Generating Word Embeddings - Lab

Introduction

In this lab, we'll learn how to generate our own word embeddings by training our own Word2Vec model, and also by building embedding layers right into our Deep Neural Networks!

Objectives

You will be able to:

  • Demonstrate a basic understanding of the architecture of the Word2Vec model
  • Demonstrate an understanding of the various tunable parameters of word2vec such as vector size and window size

Getting Started

In this lab, we'll start by creating our own word embeddings by making use of the Word2Vec Model. Then, we'll move onto building Neural Networks that make use of Embedding Layers to accomplish the same end-goal, but directly in our model.

The easiest way to make use of Word2Vec is to import it from the Gensim Library. This model contains a full implementation of Word2Vec, which we can use to begin training immediately. For this lab, we'll be working with the News Category Dataset from Kaggle. This dataset contains headlines and article descriptions from the news, as well as categories for which type of article they belong to. In this lab, we'll learn how to train a Word2Vec model on the text data to generate word embeddings for them. In the next lab, we'll then use the vectors created by our Word2Vec model to effectively train a classifier to predict the category of news given the headline and description of each article. In this lab, we won't do any classification, although we will learn how to train a Word2Vec model and explore the relationships between different word vectors in our embedding!

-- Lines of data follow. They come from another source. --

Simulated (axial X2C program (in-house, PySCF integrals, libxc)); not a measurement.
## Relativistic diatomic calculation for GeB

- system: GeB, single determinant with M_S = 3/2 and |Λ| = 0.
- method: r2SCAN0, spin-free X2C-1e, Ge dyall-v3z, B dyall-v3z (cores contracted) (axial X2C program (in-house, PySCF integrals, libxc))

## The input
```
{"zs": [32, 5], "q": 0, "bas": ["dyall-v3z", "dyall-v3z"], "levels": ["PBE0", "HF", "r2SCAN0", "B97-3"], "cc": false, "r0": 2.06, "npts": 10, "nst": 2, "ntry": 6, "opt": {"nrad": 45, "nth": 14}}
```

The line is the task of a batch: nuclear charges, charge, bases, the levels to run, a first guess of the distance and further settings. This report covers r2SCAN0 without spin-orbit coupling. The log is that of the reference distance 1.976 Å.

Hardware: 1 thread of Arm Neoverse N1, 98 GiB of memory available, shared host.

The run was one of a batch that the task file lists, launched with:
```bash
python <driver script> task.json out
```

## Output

Run the cell below to import everything we'll need for this lab.

import pandas as pd
import numpy as np
np.random.seed(0)
from gensim.models import Word2Vec
from nltk import word_tokenize

Now, we'll import the data. You'll find the data stored in the file 'News_Category_Dataset_v2.json'. This file is compressed, so that it can be more easily stored in a github repo. Make sure to unzip the file before continuing!

In the cell below, use the read_json function from pandas to read the dataset into a DataFrame. Be sure to also include the parameter lines=True when reading in the dataset!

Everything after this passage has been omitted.